The Cheney Curse

The veep hasn’t helped Halliburton. He has hurt it.

Last week, Halliburton, the oil-services and construction company formerly run by Vice President Dick Cheney, surprisingly warned that its earnings for the current quarter would be 15 percent lower than estimates. You’d think that Halliburton would be thriving. After all, oil prices are high, and the company has received giant—if controversial—contracts to oversee the reconstruction of Iraq. The no-bid prewar contract it received to work on Saddam’s oil fields has, according to the Wall Street Journal,gushed $1.3 billion of revenues thus far. The company also won a competitive bid for a $1.4 billion contract to support military personnel.

Here is a strange fact about the well-connected company: Dick Cheney hasn’t helped it. In January 2001, if you bought stock thinking that Cheney’s ascension would be a boon to Halliburton, you made a bad bet. Since January 2001, Halliburton has underperformed both the Oil Services Index and the S&P 500—although it has outperformed both indexes over the past year.

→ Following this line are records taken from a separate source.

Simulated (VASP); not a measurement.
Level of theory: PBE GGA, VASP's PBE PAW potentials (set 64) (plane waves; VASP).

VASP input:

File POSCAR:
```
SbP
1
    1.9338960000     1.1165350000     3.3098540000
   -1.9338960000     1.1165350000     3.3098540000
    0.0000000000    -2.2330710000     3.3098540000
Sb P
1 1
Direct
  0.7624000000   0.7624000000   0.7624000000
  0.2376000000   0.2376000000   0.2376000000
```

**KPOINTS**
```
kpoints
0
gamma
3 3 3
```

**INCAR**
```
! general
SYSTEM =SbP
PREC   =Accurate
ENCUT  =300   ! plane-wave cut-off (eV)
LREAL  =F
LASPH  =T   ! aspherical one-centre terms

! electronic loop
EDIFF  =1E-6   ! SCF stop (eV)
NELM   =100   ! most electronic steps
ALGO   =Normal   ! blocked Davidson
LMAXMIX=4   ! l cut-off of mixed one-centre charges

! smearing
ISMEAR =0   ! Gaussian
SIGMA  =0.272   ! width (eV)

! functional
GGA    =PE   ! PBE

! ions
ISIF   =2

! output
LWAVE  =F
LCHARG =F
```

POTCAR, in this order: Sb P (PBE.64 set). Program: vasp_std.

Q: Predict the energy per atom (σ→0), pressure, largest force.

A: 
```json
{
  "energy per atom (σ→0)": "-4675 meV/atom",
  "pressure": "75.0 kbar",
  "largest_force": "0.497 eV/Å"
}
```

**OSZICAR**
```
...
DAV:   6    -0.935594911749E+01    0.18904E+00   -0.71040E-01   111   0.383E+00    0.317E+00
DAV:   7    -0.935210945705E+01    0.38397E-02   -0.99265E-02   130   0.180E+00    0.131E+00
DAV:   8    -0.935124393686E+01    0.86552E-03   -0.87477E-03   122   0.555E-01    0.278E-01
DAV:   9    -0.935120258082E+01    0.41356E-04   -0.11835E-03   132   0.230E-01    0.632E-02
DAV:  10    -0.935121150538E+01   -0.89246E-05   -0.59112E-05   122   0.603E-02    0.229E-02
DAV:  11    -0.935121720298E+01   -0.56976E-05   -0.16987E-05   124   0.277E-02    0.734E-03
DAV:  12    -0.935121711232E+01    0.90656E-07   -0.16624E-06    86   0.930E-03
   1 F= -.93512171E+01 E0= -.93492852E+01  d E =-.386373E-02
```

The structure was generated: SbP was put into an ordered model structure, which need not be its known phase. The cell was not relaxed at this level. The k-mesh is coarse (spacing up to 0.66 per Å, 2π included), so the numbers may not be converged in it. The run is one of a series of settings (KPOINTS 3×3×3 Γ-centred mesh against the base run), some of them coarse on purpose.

It turns out that as much as Halliburton has benefited from having Cheney in government, it suffers from having had him in the executive suite before then. As CEO, Cheney was less an operations manager than a deal-maker, a boldface name who opened doors, especially abroad, and sealed huge contracts. But several of the deals he struck proved to be ill-advised and questionable and, ultimately, damaging to the company and its shareholders.

Halliburton attributes its earnings shortfall to problems in joint ventures and high legal fees—both of which can be laid at Cheney’s feet. Cheney midwifed the Barracuda-Caratinga Project, which is gnawing a hole in the company’s balance sheet. Under the $2.5 billion deal, announced in January 2000 when Cheney was CEO, Halliburton was supposed to develop two offshore oil fields in Brazil by December 2003 and April 2004, respectively. But the project has turned into a fiasco, with huge cost overruns and bad schedule misses. As of June 30, 2003, the project was 75 percent complete—and more than a year behind schedule. By that date, Kellogg, Brown and Root, the responsible subsidiary, had already recorded a pretax loss of $345 million on the project, with the possibility of greater losses to come. The miserable experience has caused the current management team to cease making fixed-price bids on giant projects.

Halliburton is piling up legal fees from Cheney-era mistakes. One of Cheney’s largest deals was the $7.7 billion acquisition of Dresser Industries in 1998. At the time, only companies that had been directly involved in asbestos production and use were being held liable. But as the volume of asbestos-related claims rose, lawyers began to pursue companies that were tangentially connected to asbestos—yet still legally liable. Dresser had once owned a unit, Harbison-Walker, that used asbestos. When Harbison-Walker declared bankruptcy in 2002, Halliburton began to face massive claims. Last year, the company said it would put $4 billion in cash and stock into a trust to help settle such claims. As part of an effort to settle the claims once and for all, Halliburton is trying to engineer a bankruptcy filing for a major subsidiary.

Halliburton is also fending off class-action lawsuits and a Securities and Exchange investigation related to its accounting practices. In May 2002, questions were raised about how Halliburton accounted for unapproved claims and change orders on long-term construction projects. A year later, Halliburton settled about 20 shareholder class-action lawsuits for approximately $6 million. But there could be more costs associated with the Cheney-era accounting issues. Judicial Watch, the conservative gadfly organization whose suit against Halliburton was dismissed in September, is considering an appeal. And the SEC investigation is continuing.

On the positive side of the balance sheet, crony capitalism has certainly helped Halliburton in Iraq. Without Cheney, after all, the Iraq war and the massive Halliburton contracts that followed would have been far less likely. But it’s easy to overstate the importance of such work to Halliburton. In its second-quarter conference call, the company reported that Iraq-related activity accounted for only about 9 percent of revenue. And this type of business is unsustainable—unless the United States invades a country that needs new infrastructure every year. (Is that the plan, Mr. Vice President?)

American citizens must hope they avoid the fate of Halliburton shareholders: at first glad to have the experienced Cheney at the top, then excited about his ambitious plans, and, finally, dismayed to be left holding the bag when Cheney moves on to another job.